England: internet troll handed £100,000 bill after posting anonymous critical review of American law firm

England: internet troll handed £100,000 bill after posting anonymous critical review of American law firm

An internet troll faces a £100,000 bill after an American lawyer successfully sued him for libel.

Jason Page, 19, left a review on Google Maps describing Timothy Bussey, a Colorado lawyer, as “a scumbag” who “loses 80 per cent of his cases”, theHigh Court heard.

Mr Bussey suffered serious damage to his firm’s reputation as a result of the review, Mr Justice Eady ruled.

He awarded damages of £50,000 to Mr Bussey and told Mr Page, from Telford, to set aside a further £50,000 to cover legal costs.

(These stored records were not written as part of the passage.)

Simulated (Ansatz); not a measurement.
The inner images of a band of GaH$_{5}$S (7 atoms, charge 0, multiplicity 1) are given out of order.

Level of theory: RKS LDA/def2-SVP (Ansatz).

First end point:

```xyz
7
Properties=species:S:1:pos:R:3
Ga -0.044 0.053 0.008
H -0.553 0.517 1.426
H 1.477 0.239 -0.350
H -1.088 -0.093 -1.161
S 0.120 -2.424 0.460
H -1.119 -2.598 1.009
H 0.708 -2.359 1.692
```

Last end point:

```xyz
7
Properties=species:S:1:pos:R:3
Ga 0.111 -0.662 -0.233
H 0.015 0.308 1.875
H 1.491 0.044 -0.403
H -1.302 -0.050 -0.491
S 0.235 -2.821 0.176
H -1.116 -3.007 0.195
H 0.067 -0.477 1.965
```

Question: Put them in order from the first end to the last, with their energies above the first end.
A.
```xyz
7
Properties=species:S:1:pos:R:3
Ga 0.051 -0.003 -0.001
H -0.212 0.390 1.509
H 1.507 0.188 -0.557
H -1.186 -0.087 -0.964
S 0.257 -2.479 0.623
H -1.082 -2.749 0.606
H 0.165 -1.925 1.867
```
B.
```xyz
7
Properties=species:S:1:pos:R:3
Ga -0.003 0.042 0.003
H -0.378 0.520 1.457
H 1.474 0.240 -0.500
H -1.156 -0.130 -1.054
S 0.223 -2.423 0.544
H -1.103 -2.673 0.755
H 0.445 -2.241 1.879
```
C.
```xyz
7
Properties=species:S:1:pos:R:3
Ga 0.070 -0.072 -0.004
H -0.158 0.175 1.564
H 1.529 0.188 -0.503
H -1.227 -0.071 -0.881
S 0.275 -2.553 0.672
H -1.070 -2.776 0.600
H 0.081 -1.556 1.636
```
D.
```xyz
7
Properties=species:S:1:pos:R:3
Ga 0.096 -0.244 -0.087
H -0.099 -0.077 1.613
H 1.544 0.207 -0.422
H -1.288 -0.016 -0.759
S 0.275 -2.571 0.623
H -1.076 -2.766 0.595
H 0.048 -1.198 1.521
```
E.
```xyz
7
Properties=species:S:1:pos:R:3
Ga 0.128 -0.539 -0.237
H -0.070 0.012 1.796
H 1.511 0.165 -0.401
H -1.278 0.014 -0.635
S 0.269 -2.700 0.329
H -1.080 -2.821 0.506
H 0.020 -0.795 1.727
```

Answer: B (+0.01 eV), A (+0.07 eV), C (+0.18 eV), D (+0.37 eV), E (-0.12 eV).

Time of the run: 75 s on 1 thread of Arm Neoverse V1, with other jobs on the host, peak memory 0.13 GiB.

The bill is thought to be the largest ever handed to an internet troll in a defamation case.

Following the judgment, Will Richmond-Coggan, Mr Bussey’s solicitor, said: “We hope this decision sends a message that fake negative reviews have a real impact on real people and those who post them can and will be held accountable.”

He added that Mr Page’s review may have been solicited by others and said Mr Bussey would take further legal action to find out who was ultimately responsible for the review.

Mr Page denied the allegations.

Google Maps users can leave reviews about businesses which are then indexed on Google.

In this case, the review remained online for a year and would have been read by potential clients of the law firm, the court was told.

Mr Bussey used a lawyer in California to subpoena Google’s records, which led them back to Mr Page.

He told the court a hacker may have commandeered his computer to post the review and that the hacker may have been attempting revenge for Mr Page’s actions as a moderator of the website Reddit.

But Mr Justice Eady said this would have been a challenge given as the hacker would need to bypass passwords as well as sophisticated security in place.

He said the “overwhelming probability” was that Mr Page either wrote the post or authorised it.

He was refused permission to appeal – though he has until April 1 to apply to the Court of Appeal.